Mercia Asset Management
Ticker: MERC Exchange: AIM www.mercia.co.uk/

Mercia Asset Management (Mercia) was founded in 2010 and listed on the AIM market of the London Stock Exchange in Dec 2014. It provides venture capital, private equity and debt investments to mostly regional (ex-London) UK businesses, investing between £100k and £10m. It manages c £1.7bn of funds for third parties and invests c£200m of its own capital alongside these funds.

FY25 expected to be materially above expectations

In today’s FY25 year-end trading summary for the period 1 Apr 24 – 31 Mar 25, Mercia has announced it expects EBITDA to be ‘materially ahead’ of expectations. This seems to be driven by a ‘continuing focus on efficiencies.’ It also reported a jump in net inflows in Q4 (£250m). This is hugely impressive given such an uncertain market and economic environment. 

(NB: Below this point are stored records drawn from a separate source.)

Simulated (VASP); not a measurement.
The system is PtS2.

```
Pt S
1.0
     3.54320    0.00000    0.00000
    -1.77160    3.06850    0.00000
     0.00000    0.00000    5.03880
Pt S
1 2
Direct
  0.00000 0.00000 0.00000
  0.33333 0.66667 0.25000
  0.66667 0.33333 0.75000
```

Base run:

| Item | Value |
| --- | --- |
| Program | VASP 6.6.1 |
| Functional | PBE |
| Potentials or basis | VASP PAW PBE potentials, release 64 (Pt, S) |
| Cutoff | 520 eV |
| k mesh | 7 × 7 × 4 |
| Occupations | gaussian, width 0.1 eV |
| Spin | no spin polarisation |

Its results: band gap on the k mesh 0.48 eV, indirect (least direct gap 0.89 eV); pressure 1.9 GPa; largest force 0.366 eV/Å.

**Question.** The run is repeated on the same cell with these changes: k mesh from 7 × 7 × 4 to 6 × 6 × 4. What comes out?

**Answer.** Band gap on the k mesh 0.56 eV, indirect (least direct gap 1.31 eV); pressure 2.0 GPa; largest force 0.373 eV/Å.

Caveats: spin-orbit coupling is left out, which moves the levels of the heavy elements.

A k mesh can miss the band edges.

It closed the year with cash and equivalents of c. £40m, well ahead of our forecast of £34m. Following the recent share price fall, that £40m of cash translates to around 31% of Mercia’s market cap. We.Provided there are no major falls in the NAV of on-balance-sheet investments, today’s update suggests that our previous sum-of-the-parts valuation of 52p per share (double the current share price) may prove conservative.

The £250m of inflows in Q4 (existing fund mandate increases, new fund management contracts, and successful VCT and EIS fund raises), coupled with the £57m in H1 shows that Mercia has developed a proposition which is highly attractive to investors in its range of vehicles. 

We upgrade FY25 forecasts on the back of higher-than-expected net flows and additional efficiencies, and assume no major market moves in FUM, or large valuation moves to on-balance investments. Our fundamental valuation of 52p / share is unchanged for now.